The Bet 90 Acquisition is conditional on (i) the Malta Gaming Authority approving the continuation of the MGA Licence following the change of control of Bet 90 as a result of the Bet 90 Acquisition and Bet 90 obtaining the unconditional use of the MGA Licence; and (ii) Veltyco obtaining a Maltese legal opinion in relation to Quasar Holdings Limited and Bet 90, in each case on or before 31 May 2017.

T4U Acquisition

T4U Marketing Ltd ("T4U Marketing") is a company recently formed in Cyprus to hold the previously unincorporated business comprising the online sports-betting forum sites of the www.tippen4you.com, www.tippen4you.at and www.sportwettenforum.info domains (the "Sites"). The Sites, the oldest of which dates back to 2001, act as affiliates for major sportsbook brands, such as Bet365 and have a growing player database of about 14,000 active players. 'T4U Marketing' is a protected trademark, with a current registration expiry date of May 2024. Pursuant to the terms of the T4U Acquisition, Sheltyco Enterprises Group Ltd (a subsidiary of the Company) has the right to acquire the outstanding 49% of the entire issued share capital of T4U Marketing for €490,000 in cash or such lesser amount as is agreed in writing between the parties. According to unaudited management information, in the year ended 31 December 2016, the Sites generated revenues of approximately €320,000 and EBITDA (before any management charges) of €220,000. T4U Marketing is being acquired net of any working capital at the time of the T4U Acquisition and therefore with no material net assets.

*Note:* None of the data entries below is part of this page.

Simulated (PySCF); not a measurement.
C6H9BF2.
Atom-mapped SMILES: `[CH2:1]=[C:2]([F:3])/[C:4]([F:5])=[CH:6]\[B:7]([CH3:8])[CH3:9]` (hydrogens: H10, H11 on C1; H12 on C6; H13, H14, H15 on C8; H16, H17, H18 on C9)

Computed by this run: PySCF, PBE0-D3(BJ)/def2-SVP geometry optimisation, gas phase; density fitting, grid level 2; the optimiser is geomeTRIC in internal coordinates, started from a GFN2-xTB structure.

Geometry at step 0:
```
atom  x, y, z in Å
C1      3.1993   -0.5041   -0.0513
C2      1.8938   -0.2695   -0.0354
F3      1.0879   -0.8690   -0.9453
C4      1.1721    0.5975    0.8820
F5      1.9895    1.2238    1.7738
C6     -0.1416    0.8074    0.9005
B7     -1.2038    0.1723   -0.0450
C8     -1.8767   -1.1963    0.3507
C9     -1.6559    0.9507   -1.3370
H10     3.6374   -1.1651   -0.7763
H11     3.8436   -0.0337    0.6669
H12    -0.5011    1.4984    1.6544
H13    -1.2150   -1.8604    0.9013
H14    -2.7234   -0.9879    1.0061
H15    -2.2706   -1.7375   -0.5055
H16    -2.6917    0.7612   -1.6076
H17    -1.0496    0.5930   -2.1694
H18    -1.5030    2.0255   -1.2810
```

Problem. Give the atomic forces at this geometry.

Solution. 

The Board are currently awaiting the information required to assess the fair value of assets acquired and resultant goodwill for each acquisition. As such, disclosures required under IFRS 3 in respect of these items cannot be given at this stage and will be reported in the year ending 31 December 2017 accounts.

4              Annual General Meeting

A copy of the audited annual report for the year ended 31 December 2016 will be posted to shareholders shortly and is being made available from the Company's website at www.veltyco.com.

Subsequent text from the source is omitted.